Here I've moved the 7th observation bottom-right by increasing its x1 value by +1. This does not affect the maximal margin hyperplane because this observation is not a support vector.

If, however, I had decreased the x1 value by -2.5 then this observation would have entered the margin and so would become a support vector, at this point it would begin to have an affect on the maximal margin hyperplan.

(g) Sketch a hyperplane that is not the optimal separating hyperplane, and provide the equation for this hyperplane.

In [193]:

x1 = [3, 2, 4, 1, 2, 4, 4]
x2 = [4, 2, 4, 4, 1, 3, 1]
y = ['Red', 'Red', 'Red', 'Red', 'Blue', 'Blue', 'Blue']

# Draw separating hyperplane
X1 = np.linspace(0, 5, 10)
X2 = 0.9*X1 - 0.5

plot_df = pd.DataFrame({'x1':x1, 'x2':x2, 'y':y})
plt.figure(figsize=(10,10))
ax = sns.scatterplot(x='x1', y='x2', hue='y', data=plot_df)
ax.plot(X1, X2, color='g');

(h) Draw an additional observation on the plot so that the two classes are no longer separable by a hyperplane.

In [197]:

x1 = [3, 2, 4, 1, 2, 4, 4, 2]
x2 = [4, 2, 4, 4, 1, 3, 1, 3]
y = ['Red', 'Red', 'Red', 'Red', 'Blue', 'Blue', 'Blue', 'Blue']

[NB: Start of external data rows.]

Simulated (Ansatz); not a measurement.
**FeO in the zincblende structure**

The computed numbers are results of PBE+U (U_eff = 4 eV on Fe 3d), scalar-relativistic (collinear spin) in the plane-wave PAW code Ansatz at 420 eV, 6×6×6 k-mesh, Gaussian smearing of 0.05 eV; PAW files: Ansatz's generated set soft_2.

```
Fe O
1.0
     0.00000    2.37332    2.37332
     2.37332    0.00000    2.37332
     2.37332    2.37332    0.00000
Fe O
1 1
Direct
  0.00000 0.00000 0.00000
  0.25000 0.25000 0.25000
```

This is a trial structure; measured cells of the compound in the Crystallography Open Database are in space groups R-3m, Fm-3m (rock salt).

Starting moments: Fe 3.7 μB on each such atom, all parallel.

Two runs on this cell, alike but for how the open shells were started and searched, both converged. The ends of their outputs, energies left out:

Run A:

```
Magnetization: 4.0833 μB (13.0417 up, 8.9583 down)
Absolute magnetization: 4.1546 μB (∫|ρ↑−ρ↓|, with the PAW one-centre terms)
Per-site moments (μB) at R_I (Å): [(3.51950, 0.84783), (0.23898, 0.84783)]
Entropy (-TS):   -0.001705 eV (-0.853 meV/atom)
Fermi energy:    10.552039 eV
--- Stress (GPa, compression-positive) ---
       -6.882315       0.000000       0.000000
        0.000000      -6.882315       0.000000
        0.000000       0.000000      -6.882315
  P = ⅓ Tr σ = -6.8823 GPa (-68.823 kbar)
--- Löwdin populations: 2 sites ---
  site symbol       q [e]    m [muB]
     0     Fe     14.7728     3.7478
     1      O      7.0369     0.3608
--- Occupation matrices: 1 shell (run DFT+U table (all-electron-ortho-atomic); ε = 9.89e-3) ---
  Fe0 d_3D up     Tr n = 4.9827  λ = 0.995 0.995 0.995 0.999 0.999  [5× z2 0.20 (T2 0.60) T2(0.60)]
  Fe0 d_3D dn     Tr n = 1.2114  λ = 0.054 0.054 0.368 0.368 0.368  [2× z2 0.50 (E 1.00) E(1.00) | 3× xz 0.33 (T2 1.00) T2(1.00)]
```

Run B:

# Draw separating hyperplane
X1 = np.linspace(0, 5, 10)
X2 = X1 - 0.5

plot_df = pd.DataFrame({'x1':x1, 'x2':x2, 'y':y})
plt.figure(figsize=(10,10))
ax = sns.scatterplot(x='x1', y='x2', hue='y', data=plot_df)
ax.plot(X1, X2, color='g');

I've added the observation (2, 3)